Mr Justice Birss has just handed down the first decision by a UK court on the ever controversial topic of what constitutes a FRAND royalty rate. At well over 150 pages, the judgment covers a lot of ground: a lot of ink is likely to be spilled about it over the coming weeks and months. From what we’ve seen so far, the judge has not been afraid to make findings that will have a considerable impact on licensing negotiations in the TMT sector.
We’ve summarised the headline conclusions below, but also keep an eye out for future posts in which we’ll analyse some of the judge’s findings and reasoning in more detail.
In March 2014, Unwired Planet (“UP”) sued Huawei, Samsung and Google for the infringement of 6 of its UK patents. Five of these were standard essential patents (“SEPs”) that UP had acquired from Ericsson. They related to various telecommunications standards (2G GSM, 3G UMTS, and 4G LTE) for mobile phone technology.

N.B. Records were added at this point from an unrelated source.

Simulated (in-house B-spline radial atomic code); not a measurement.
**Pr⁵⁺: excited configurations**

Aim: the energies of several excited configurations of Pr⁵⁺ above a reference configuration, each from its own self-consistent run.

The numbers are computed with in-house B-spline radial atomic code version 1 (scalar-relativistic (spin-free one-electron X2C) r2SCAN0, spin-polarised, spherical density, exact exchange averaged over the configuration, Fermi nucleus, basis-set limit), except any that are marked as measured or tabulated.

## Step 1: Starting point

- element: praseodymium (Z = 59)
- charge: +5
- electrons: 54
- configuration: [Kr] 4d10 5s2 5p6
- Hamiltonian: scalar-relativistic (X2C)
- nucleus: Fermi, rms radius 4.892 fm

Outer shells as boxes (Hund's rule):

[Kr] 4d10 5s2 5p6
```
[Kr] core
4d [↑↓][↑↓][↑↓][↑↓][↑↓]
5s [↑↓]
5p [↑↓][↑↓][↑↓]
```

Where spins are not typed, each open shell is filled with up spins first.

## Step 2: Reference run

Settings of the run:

Five technical trials, numbered A-E, were listed on the validity and infringement of the patents at issue. These were to be followed by a non-technical trial on competition law and FRAND issues. UP’s patents were found valid and infringed in both trial A and trial C, but two were held invalid for obviousness in trial B. Trials D and E were then stayed, and as Google and Samsung had settled with UP during the proceedings, this just left Huawei and UP involved in the 7 week non-technical trial, for which judgment has just been given.
There’s a lot to unpack in this judgment, but here is a short list of what we think are the most important findings:
• There is only one set of FRAND terms in a given set of circumstances. Note the contrast between this and the comments of the Hague District Court in the Netherlands in Archos v Philips (here, in Dutch) which seem to interpret the CJEU decision in Huawei v ZTE as meaning that there can be a range of FRAND rates.
• Injunctive relief is available if an implementer refuses to take a FRAND licence determined by the court. Mr Justice Birss indicated that an injunction would be granted against Huawei at a post-judgment hearing in a few weeks’ time (although presumably Huawei can avoid this by now taking a licence on the terms set by the Judge).
• UP is entitled to damages dating back to 1 January 2013 at the determined major markets FRAND rate applied to UK sales.
• What constitutes a FRAND rate does not vary depending on the size of the licensee.
• For a portfolio like UP’s and for an implementer like Huawei, a FRAND licence is worldwide.
• It’s still legitimate to make offers higher or lower than FRAND if they do not disrupt or prejudice negotiations.
Abuse of dominance:
• UP did not abuse its dominant position by issuing proceedings for an injunction prematurely (it began the litigation without complying with the Huawei v ZTE framework).
Calculating the FRAND rate:
• A FRAND royalty rate can be determined by making appropriate adjustments to a ‘benchmark rate’ primarily based upon the SEP holder’s portfolio.
• In the alternative, if a UK-only portfolio licence was appropriate, an uplift of 100% on the benchmark rates would be required.
• Counting patents is the only practical approach for assessing the value of sizeable patent portfolios, although it may be possible to identify a patent as an exceptional ‘keystone’ invention.
• Comparable, freely negotiated licences can be used as to determine a FRAND rate.
The FRAND rates as determined:
Other FRAND terms:
• The Judge goes into some details as to the terms which will be FRAND in the licence between Unwired Planet and Huawei – much of which will be worth reading for licensors and licensees in this field. Of particular note is the royalty base for infrastructure (excluding services).
• Damages are compensatory and are pegged to the FRAND rate.
There have been near continual disputes between the major players in the TMT field over the last decade or so. The meaning of FRAND has been strategically important in a large number of cases. However, many of these companies are very effective negotiators. In the vast majority of cases, they are able to agree licences without resorting to litigation. Where proceedings are initiated, the parties are usually able to settle long before a judgment is reached, particularly given the time and expense required to take a FRAND case all the way to trial. (Such expense is, however, usually dwarfed by the value of the licence – many licences in this field are valued in $billions.)
The scarcity of judicial opinion in this area means this is a rare opportunity to see how a respected UK judge has approached a number of the unresolved questions regarding FRAND.
A number of significant questions remain unanswered however, and we will be exploring these in future blog posts. There’s also the matter of the upcoming post-judgment hearing in a few weeks’ time, which will establish whether or not Huawei will actually be subject to an injunction in the UK, and of course the chance that either party might wish to appeal. All in all, there’s plenty of interest to talk about, plenty of advice to be given to clients, and the FRAND debate will undoubtedly continue on.